I strongly disagree with warning then default under 13.4! Why couldn't you settle for warning, and then a time penalty? A default seems a little over-the-top. After all, his mobile phone hasn't gone off... :lol:

Seriously though, I would have thought a time penalty be a bit more appropriate.

Re: Most Annoying Behaviour?

Posted: Tue Jun 28, 2011 9:03 pm
by Christopher Kreuzer
E Michael White wrote:One thing is clear even to such persons, you cant j'adoube when its not your move.
Is this strictly true? If I don't notice a misplaced piece until after I have pressed my clock, do I really have to wait until it is my turn to move before adjusting it? It depends on how misplaced the piece is, I suppose. If it is so far off or even on the wrong square (you wouldn't leave your opponent analysing the wrong position), then surely you have to stop the clocks (or even restart your own clock), apologise to your opponent, explain why you think the piece needs adjusting, adjust (with the agreement of the opponent) and then carry on. Of course, you should avoid this as much as possible, but it does happen sometimes. I for one find it difficult to analyse a position if a piece is half-on and half-off a square, and both players should be able to analyse the position regardless of whose move it is.
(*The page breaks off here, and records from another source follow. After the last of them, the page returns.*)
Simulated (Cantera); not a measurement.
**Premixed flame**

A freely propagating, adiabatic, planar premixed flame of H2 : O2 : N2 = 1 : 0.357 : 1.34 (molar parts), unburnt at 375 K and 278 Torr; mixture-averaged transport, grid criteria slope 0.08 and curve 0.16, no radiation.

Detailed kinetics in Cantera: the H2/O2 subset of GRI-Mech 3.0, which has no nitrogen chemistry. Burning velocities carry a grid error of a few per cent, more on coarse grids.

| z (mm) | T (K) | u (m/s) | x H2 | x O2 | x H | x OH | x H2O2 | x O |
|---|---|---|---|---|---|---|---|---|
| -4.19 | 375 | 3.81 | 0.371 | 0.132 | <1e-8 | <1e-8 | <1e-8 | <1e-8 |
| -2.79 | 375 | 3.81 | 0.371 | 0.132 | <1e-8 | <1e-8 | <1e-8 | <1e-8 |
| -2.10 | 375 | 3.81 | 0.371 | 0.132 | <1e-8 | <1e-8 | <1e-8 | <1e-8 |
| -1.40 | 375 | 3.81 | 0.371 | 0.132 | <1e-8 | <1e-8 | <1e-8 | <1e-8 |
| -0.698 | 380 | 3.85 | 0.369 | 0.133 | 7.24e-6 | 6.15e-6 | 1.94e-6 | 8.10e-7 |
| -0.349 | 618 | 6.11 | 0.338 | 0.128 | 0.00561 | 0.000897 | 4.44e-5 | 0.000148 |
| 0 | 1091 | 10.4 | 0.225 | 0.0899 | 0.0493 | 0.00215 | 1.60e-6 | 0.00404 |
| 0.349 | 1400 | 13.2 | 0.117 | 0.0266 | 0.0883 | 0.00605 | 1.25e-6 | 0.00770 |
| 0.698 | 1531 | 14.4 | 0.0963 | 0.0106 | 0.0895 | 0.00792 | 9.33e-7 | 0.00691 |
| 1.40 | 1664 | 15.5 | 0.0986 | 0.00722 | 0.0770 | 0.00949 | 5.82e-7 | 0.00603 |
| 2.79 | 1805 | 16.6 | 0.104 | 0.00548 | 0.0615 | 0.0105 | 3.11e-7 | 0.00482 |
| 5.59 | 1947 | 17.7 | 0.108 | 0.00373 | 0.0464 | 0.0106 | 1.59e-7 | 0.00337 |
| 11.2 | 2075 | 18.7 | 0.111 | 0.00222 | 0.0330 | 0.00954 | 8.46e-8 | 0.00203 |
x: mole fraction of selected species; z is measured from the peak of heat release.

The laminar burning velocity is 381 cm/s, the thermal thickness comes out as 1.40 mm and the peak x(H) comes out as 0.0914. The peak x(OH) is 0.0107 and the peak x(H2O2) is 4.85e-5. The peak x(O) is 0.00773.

One item of annoying behaviour I haven't seem mentioned is when the opponent's scoresheet or pen starts encroaching on the board, sometimes nudging into pieces as they do so. That can be annoying. I usually point out the offending objects to my opponent or even move the objects away from the board myself.

Re: Most Annoying Behaviour?

Posted: Tue Jun 28, 2011 9:09 pm
by Paul Cooksey
Slightly tangentially, I was surprised when an IM I know told me he deliberately placed his own pieces a bit off centre when playing an opponent who seemed obsessed with aligning them to dead centre. He felt there was a edge to be gained :) .

I try to place my pieces dead centre, but am now ignoring what my opponent does in case it is a subtle psychological tactic :) .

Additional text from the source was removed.